Telecom providers are facing stiff competition, price wars and big mergers as they try to grow their customer base in a saturated market. For years, telecom companies have been (and still are) following the same model of vying for customers with lower priced bundles, family plans and introductory discounts, advertising to match competitor’s prices or allowing customers to switch and buy out contracts with competitors.
Add that to the consumers’ insatiable demand for “all-you-can eat” data and you have a true challenge at hand: Today’s consumers are more discerning than ever, use their mobile devices and apps to access over-the-top (OTT) services such as YouTube, Skype, streaming music services or Netflix, and expect their providers to support a “triple play” of technologies: Telephone, television, and Internet.

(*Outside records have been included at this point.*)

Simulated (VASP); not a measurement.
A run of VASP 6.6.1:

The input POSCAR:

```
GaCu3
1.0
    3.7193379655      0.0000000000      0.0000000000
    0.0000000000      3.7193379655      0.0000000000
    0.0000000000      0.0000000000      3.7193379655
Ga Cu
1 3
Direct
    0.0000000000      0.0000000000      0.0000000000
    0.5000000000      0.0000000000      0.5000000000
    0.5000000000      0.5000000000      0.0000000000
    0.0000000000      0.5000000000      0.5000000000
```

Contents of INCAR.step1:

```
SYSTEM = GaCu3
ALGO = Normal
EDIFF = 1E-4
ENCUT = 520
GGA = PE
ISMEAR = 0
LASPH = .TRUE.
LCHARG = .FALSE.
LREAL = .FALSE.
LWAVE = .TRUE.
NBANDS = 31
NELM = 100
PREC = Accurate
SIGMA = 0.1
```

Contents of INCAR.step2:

To stay profitable, increase margins, conversion, and ARPU (average revenue per user) in this mature market with flat growth, telecom companies will have to figure out how they can
- differentiate products and services
- monetize the delivery of these (new) services
- and most crucially: attract less price sensitive consumers who value these added value services and outstanding customer experiences
So how do you go about doing that?
Mind you, Customer Confusion Limits the Appeal of new Services
Most telecom companies feature large catalogues to provide targeted and personalized products or service offerings for each consumer and help maximize revenues. It create a huge sales complexity that could make any sales department cringe.
While consumers want more choice and expect their provider to offer products and services that fit their lifestyle to a T, they also want to understand what they are committing to. Anyone who ever wanted to sign up for a new mobile plan will confirm this: It’s just really easy to get confused. Not only do excessive M&A’s in the industry make it hard for consumers to differentiate between brands, picking a new provider also means diving into a complex decision-set of available smartphones, operating systems, features, data plans, storage, internet speed tiers, SMS packages and voice limits. It’s confusopoly for many consumers!
The current state of the telecom industry leaves them often feeling overwhelmed and wary. Many service offerings sound the same and consumers are leery that some pricing options (e.g., free minutes, unlimited data, various cap plans) are too good to be true.
Research by EY on the Top 10 risks in telecommunications shows that a significant proportion of consumers does not understand their mobile tariffs. As there is a positive correlation between the tariff understanding and the willingness to try our new services, telecom providers are best advised to reduce customer confusion and make the tariff selection process as smooth and hassle-free as possible if they want to attract new customers.
In their study about “Consumer Decision-Making in Telecommunications” Deakin University found that the plethora of options and bundles offered by telecommunication providers leads to stress, frustration, confusion, as well as indecision and inertia:
- Participants expressed a broad frustration and disappointment with the way in which the telco sector communicated to them. Some simply felt that the sector relied on “information overload” as part of its business model.
- All participants experienced confusion as a result, amongst other factors, of the jargon used by telecom companies.
- Many of the participants expressed difficulty in comparing telecommunications products; some used strategies to avoid actually comparing (and purchasing) products, such as postponing purchases.
- Other participants were happy to rely on recommendations from telco salespeople simply because they wished to avoid the effort involved in processing the copious amounts of information provided to them.
- Participants, especially those more vulnerable in the market, highly valued advice received from those in their social networks.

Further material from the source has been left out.